[XSL-LIST Mailing List Archive Home] [By Thread] [By Date]

[xsl] efficient traversal of combined collections in XSLT 3.0


Subject: [xsl] efficient traversal of combined collections in XSLT 3.0
From: Graydon <graydon@xxxxxxxxx>
Date: Sat, 24 Nov 2012 08:53:06 -0500

So I have about 4.0 GB of "production" content, XML that's already in use, can have deliverables generated from it, and which various groups of editors may change.

I have "content", some content (generally about .2 or .25 GB) that is being converted from SGML and which, before it is added to "production", needs to be checked to see if the links in it work.

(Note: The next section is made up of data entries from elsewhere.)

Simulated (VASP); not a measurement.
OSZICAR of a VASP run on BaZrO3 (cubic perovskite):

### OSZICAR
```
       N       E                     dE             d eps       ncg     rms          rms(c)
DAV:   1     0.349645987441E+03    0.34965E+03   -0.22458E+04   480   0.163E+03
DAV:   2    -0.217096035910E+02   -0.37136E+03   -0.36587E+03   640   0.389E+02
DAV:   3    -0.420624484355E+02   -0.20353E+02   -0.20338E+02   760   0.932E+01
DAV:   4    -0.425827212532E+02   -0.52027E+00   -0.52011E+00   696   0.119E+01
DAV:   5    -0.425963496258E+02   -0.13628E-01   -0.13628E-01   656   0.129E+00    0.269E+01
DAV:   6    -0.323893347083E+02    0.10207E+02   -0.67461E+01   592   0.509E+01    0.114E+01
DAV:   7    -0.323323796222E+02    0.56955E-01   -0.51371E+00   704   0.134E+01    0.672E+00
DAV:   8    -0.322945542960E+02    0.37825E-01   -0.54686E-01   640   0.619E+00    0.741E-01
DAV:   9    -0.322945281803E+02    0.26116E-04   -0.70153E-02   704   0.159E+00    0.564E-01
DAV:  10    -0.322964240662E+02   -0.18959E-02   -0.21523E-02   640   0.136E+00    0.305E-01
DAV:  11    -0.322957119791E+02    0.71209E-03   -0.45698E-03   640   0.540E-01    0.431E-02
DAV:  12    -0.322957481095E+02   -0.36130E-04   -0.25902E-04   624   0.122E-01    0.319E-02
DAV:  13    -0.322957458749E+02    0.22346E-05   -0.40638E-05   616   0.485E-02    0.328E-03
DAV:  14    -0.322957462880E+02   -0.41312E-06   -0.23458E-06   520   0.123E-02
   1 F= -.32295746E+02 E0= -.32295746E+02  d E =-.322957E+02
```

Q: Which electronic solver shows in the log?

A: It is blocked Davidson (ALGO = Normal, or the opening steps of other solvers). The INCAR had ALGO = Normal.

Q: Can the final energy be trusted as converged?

links use a combination of @area (the name of a uniqueness of numbers) and @cite (the number); this is for legislation, so the numbers can get complicated by the basic scheme is pretty simple.  (targets are one direction in a bi-directional relationship, so a link in a fancy hat; they usually contain links, and we only need to check them if they _don't_ contain a link.)

The slightly tricky bit is that I want to check the links in "content" to see if they match something in "content" _and_ in "production"; XSLT 3.0's version of key() will accept an arbitrary top-node, so (using the Saxon 9.4 which ships with current, 14.1 oXygen) I can declare the stylesheet to be version 3.0, combine "production" and "content" into "searchSpace", and define a key on that.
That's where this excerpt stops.